From: Maciej Fijalkowski <maciej.fijalkowski@intel.com>
To: netdev@vger.kernel.org
Cc: bpf@vger.kernel.org, magnus.karlsson@intel.com,
stfomichev@gmail.com, kuba@kernel.org, pabeni@redhat.com,
horms@kernel.org, bjorn@kernel.org, lorenzo@kernel.org,
hawk@kernel.org, toke@redhat.com,
Maciej Fijalkowski <maciej.fijalkowski@intel.com>
Subject: [PATCH RFC net-next 4/4] veth: use generic skb XDP handling
Date: Sat, 9 May 2026 10:48:58 +0200 [thread overview]
Message-ID: <20260509084858.773921-5-maciej.fijalkowski@intel.com> (raw)

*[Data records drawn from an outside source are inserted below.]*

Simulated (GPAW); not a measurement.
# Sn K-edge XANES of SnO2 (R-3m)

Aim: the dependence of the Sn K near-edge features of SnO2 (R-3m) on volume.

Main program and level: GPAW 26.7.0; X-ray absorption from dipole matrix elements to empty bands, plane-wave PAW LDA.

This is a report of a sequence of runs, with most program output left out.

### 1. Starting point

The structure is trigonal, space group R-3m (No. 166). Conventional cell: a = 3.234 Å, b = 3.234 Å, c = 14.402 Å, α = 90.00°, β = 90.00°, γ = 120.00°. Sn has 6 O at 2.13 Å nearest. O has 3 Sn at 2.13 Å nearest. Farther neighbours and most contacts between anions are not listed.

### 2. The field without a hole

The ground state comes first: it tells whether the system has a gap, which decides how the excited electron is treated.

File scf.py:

In-Reply-To: <20260509084858.773921-1-maciej.fijalkowski@intel.com>
veth currently runs XDP for skb-backed packets by constructing an
xdp_buff and then, for XDP_TX and XDP_REDIRECT, converting that
skb-backed xdp_buff into an xdp_frame. The backing memory is still
skb-owned, so veth has to pin the skb data and frags manually before
consuming the skb.
Use the generic skb XDP helper for skb-backed packets instead. This
keeps skb-backed packets on the skb generic XDP path: XDP_REDIRECT uses
xdp_do_generic_redirect() and XDP_TX uses generic_xdp_tx(). Packets that
already arrive as xdp_frames keep using the existing veth xdp_frame path.
veth still provides its own page_pool and xdp_rxq_info through struct
xdp_generic_ctx. It also keeps using struct veth_xdp_buff storage so
metadata kfuncs that need the skb continue to work after a possible skb
COW.
Signed-off-by: Maciej Fijalkowski <maciej.fijalkowski@intel.com>
---
drivers/net/veth.c | 179 +++++++++------------------------------------
1 file changed, 36 insertions(+), 143 deletions(-)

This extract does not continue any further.